She made the point that many growth curves (in technology) look continuous rather than stair step-like, which suggests they are due to progress on unintelligible systems (an accumulation of many small hacks). It might also be that systems have an intelligibility spectrum: modules on different levels are differently difficult, and while there might be smooth progress on one level other levels might be resistant (for example, neurons are easier to figure out than cortical microcircuits). This again has bearing on the WBE problem: at what level does intelligibility, the ability to get the necessary data and having enough computer power intersect first? Depending on where, the result might be very different (Joscha Bach and me had a big discussion on whether 'generic brains'/brain-based AI (Joscha's view) or individual brains (my view) would be the first outcome of WBE, with professor Günther Palm arguing for brain-inspired AI).
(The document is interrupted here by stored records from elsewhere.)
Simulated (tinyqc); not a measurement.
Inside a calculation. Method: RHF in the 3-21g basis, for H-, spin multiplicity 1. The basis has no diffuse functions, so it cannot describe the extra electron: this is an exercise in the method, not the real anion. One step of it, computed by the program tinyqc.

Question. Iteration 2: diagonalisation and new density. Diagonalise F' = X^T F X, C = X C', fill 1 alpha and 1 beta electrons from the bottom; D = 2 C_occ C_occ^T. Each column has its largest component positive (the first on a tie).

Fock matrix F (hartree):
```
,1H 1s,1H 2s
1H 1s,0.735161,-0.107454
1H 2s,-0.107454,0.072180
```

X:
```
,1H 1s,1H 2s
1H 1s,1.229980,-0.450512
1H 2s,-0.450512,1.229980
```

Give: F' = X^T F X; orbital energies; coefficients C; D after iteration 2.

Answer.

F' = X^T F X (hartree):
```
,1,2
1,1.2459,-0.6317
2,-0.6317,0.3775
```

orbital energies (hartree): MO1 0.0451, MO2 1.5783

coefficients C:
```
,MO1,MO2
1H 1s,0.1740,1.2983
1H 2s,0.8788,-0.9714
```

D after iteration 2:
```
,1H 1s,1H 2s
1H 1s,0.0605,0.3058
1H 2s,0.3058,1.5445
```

Joscha Bach argued that there were four preconditions for reaching an AI singularity:


  1. Perceptual/cognitive access. The AIs need be able to sense and represent the environment, universal representations and general enough intelligence.
  2. Operational access. They need to be able to act upon the outside environment: they need write access, feedback, that they can reach critical environment and (in the case of self-improvement) access to their own substrate.
  3. Directed behaviour. They need to autonomously pursue behaviour that include reaching the singularity. This requires a motivational system or some functional equivalent, agency (directed behavior), autonomy (the ability to set own goals), and a tendency set goals that increase abilities and survivability.
  4. Resource sufficiency. There has to be enough resources for them to all this.

His key claim was that these functional requirements are orthogonal to architecture of actual implementations, and hence AI singularity is not automatically a consequence of having AI.

I think this claim is problematic: 1 (and maybe parts of 3) is essentially implied by any real progress in AI. But I think he clarified a set of important assumptions, and if all these preconditions are necessary it is enough that one of them is not met for an AI singularity not to happen. Refining this a bit further might be really useful.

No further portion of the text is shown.